|Office of the Attorney General - State of Texas
July 14, 1999
Mr. Oscar G. Trevino
Dear Mr. Trevino:
You have asked whether certain information is subject to required public disclosure under the Public Information Act (the "act"), chapter 552 of the Government Code. Your request was assigned ID# 125900.
The Mercedes Independent School District (the "district"), which you represent, received a request for a variety of information relating to the conduct and licensure of Ms. Vivian Ortega. The request was made as part of an investigation conducted by the State Board of Educator Certification. Although you indicate that you have released much of the requested information, you claim that the submitted information is excepted from disclosure under section 552.101 of the Government Code in conjunction with the federal Family Educational Rights and Privacy Act of 1974 ("FERPA"), 20 U.S.C. § 1232g and section 21.355 of the Education Code. We have considered the exception you claim and reviewed the submitted information.

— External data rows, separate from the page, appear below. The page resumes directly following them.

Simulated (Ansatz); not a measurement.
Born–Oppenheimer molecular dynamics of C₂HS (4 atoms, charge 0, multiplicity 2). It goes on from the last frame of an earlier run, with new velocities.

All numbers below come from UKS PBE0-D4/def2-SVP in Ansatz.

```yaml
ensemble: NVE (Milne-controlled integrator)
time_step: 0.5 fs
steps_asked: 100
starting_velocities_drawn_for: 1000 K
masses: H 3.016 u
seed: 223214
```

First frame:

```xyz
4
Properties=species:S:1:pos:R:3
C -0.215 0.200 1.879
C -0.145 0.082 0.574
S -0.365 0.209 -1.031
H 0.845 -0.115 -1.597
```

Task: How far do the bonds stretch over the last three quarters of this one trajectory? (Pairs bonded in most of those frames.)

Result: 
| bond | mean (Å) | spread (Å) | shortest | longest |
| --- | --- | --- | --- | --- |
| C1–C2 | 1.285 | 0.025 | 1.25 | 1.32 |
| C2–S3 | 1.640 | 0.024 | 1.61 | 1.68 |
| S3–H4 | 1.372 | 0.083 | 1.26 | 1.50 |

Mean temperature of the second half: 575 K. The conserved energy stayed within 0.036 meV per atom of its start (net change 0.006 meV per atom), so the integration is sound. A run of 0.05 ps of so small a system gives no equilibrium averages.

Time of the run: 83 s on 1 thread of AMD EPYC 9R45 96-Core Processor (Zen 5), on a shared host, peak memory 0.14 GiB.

Section 552.101 excepts from disclosure information considered to be confidential by law, either constitutional, statutory, or by judicial. This section encompasses information protected by other statutes. We note that you have redacted information which apparently identifies a particular student. Such information is subject to FERPA and sections 552.114 and 552.026 of the Government Code. FERPA specifies the conditions of release of "education records" and prohibits release except as so provided. "Education records" are records that
(i) contain information directly related to a student; and
(ii) are maintained by an educational agency or institution or by a person acting for such agency or institution.
20 U.S.C. § 1232g(a)(4)(A). See also Open Records Decision Nos. 462 (1987), 447 (1986).
An educational agency or institution subject to FERPA may disclose personally identifiable information from education records, without first obtaining the parent's prior written consent, when the agency or institution seeks advice from the Attorney General whether a particular disclosure would violate FERPA. See 20 U.S.C. §§ 1232(g)(b)(C), (b)(3) and (b)(5). However, in Open Records Decision No. 634 (1995), this office held: (1) an educational agency or institution may withhold from public disclosure information that is protected by FERPA without the necessity of requesting an attorney general decision, and (2) an educational agency or institution that is state-funded may withhold from public disclosure information that is excepted from required public disclosure by section 552.114 as a "student record," insofar as the "student record" is protected by FERPA, without the necessity of requesting an attorney general decision as to that exception. Thus, where an institution is unsure of the application of FERPA to specific information, it may disclose that information to this office for review. As you have requested our opinion in this case, we find that the redacted information may only be released in accordance with the provisions of FERPA.
We note, however, that information may generally be transferred between governmental agencies which are subject to the Public Information Act and have a related administrative aim without destroying the confidential nature of the information. Attorney General Opinion JM-590 (1986); Open Records Decision Nos. 655 (1997), 567 (1990), 561 (1990), 516 (1989). These decisions are grounded in the well settled policy of the state that state agencies should cooperate with each other in the interest of the efficient and economical administration of their statutory duties. See Open Records Decision No. 516 (1989). These decisions also recognize that a release to a state agency is not a release to the public for purposes of Government Code section 552.007, which prohibits the selective disclosure of information, or Government Code section 552.352, which provides criminal penalties for the release of information considered to be confidential. See id. This transfer doctrine does not apply where the conditions of release of the information is specified by a statute such as FERPA. Thus, with the exception of the information subject to FERPA, you may transfer the requested information to the State Board for Educator Certification without waiving the district's ability to raise its discretionary exceptions in the future or implicating breaches of confidentiality.
You next argue that the submitted documents are confidential under section 552.101 of the Government Code in conjunction with section 21.355 of the Education Code. Section 21.355 of the Education Code provides, "[a]ny document evaluating the performance of a teacher or administrator is confidential." This office has interpreted this section to apply to any document that evaluates, as that term is commonly understood, the performance of a teacher or administrator. Open Records Decision No. 643 (1996). After reviewing the documents at issue, we conclude that the documents are not teacher evaluations and may not be withheld under section 21.355 of the Education Code.
We are resolving this matter with an informal letter ruling rather than with a published open records decision. This ruling is limited to the particular records at issue under the facts presented to us in this request and should not be relied upon as a previous determination regarding any other records. If you have questions about this ruling, please contact our office.